Add support for larger outputs

[dbakker]

I'd like to use HKDF but I'm running into a couple of issues:

1. The output is currently limited to hashlen * 255.
2. It is necessary to know the exact length of the data you'll need, and all of it needs to be generated and stored in memory at once.

For this I would like to propose the following enhancements:

1. Add support for counters longer than 8 bits. (The paper the standard is based on says any fixed size counter is fine, so that shouldn't be an issue security-wise).
2. Make it possible to generate and read the OKM one block at a time.

I've attempted to tweak the existing code to allow for this new functionality while keeping the existing interface intact. The tests pass on both Python2 and Python3 and I believe the performance should still be the same or better.

If you agree with this idea/implementation we can add new unittests for the new values generated by the 16bit+ counters.

[kurtbrose]

The length limitation is part of the algorithm as defined in the RFC. From section 2.3 "Step 2: Expand" https://tools.ietf.org/html/rfc5869

  L        length of output keying material in octets
           (<= 255*HashLen)

Because the RFC says the counter must be exactly one byte, there are two issues beyond implementation:

1- Compatibility: other implementations of HKDF will not support counter values > 255, e.g. https://tools.ietf.org/html/rfc6234#section-8.4

2- Security: I'm not sure if the security proofs (http://eprint.iacr.org/2010/264.pdf) depend on the fixed length of the counter.

Do you have a use case where you are running into the length limitation? That sounds like perhaps the application really calls for a pseudo-random stream. For most applications, a KDF is going to output 32 bytes or less, so the length limitation is trivial. (Asymmetric keys such as elliptic curve or RSA keys are larger; but these cannot be just any random bytes, they require their own generation algorithm. And even these do not run into the limit.)

Some examples of pseudo-random stream generation are AES-CTR, AES-GCM (which is CTR + Galois Hash), AES-CFB (don't use this). Also, in general any "stream" cipher (as opposed to "block" cipher) works on this principle. In these examples, the psudo-random stream is XOR'd with plaintext; that is, used as a one-time pad. Is that the kind of application you want? In addition to the length limitation, HKDF has very bad performance as a stream cipher.

[dbakker]

Thank you for taking the time to write such a detailed response. :)

My use case

I'm working on a password generator similar to supergenpass. I need an algorithm that generates unique, strong passwords based on a strong master key.

The challenge is that pseudorandomly generated data short enough to be a password (e.g. taking the first 10 characters of base64'd data) is often not "random" enough. For example, you might get something like BBaaaaaa or 123woman.

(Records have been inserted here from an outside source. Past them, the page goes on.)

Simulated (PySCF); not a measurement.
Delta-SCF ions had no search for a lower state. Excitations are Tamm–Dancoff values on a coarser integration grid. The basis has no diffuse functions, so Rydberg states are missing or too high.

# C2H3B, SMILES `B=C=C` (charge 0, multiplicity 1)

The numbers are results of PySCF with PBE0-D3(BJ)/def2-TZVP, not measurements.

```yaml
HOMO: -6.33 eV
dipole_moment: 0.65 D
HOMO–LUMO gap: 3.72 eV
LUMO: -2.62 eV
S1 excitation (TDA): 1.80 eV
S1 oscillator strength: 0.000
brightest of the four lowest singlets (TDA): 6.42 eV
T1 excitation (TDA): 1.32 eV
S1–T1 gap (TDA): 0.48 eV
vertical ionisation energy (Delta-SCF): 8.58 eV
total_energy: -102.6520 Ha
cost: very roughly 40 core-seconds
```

To combat this, instead of just generating 1 password I'm generating hundreds of candidate passwords until one matching all security criteria is found. Because this is basically a form of keystretching HKDF seems to be the perfect choice. HKDF also has the advantage of being simple to implement in other languages which is useful for porting.

I've also considered PBKDF2 with a count of 1, but that violates the minimum iteration count of 1000 and basically makes PBKDF2 a less secure version of HKDF (such as described in its own comparison with other algorithms).

About security and compatibility

2- Security: I'm not sure if the security proofs (http://eprint.iacr.org/2010/264.pdf) depend on the fixed length of the counter.

The paper referenced in the RFC states (page 10):

the counter i is non-wrapping and of a given fixed size, e.g., a single byte

So according to the author any size counter is fine, as long as it is fixed size.

1- Compatibility: other implementations of HKDF will not support counter values > 255, e.g. https://tools.ietf.org/html/rfc6234#section-8.4

You are correct, I haven't found any other implementations with bigger counters. However, the 8bit variant still has the same output, and for the other bitcounts we're essentially changing nothing except for the size of the counter. So any other implementations with the same counter size should produce the same result, as long as they use the same endianness. For this, network order (big endian) seems a good choice but we could make it configurable (by adding more COUNTER variants) if there is ever demand for that.

[kurtbrose]

Shoot, I'm sorry I should have specified -- I'm not the project author just another user who is interested.

That is an interesting use case. The generated password needs to not only be random, but also look random to a human. (Or, sacrifice a minimal amount of true randomness for apparent randomness.)

That is very tricky; I agree the most conservative approach is probably to use an extension of HKDF.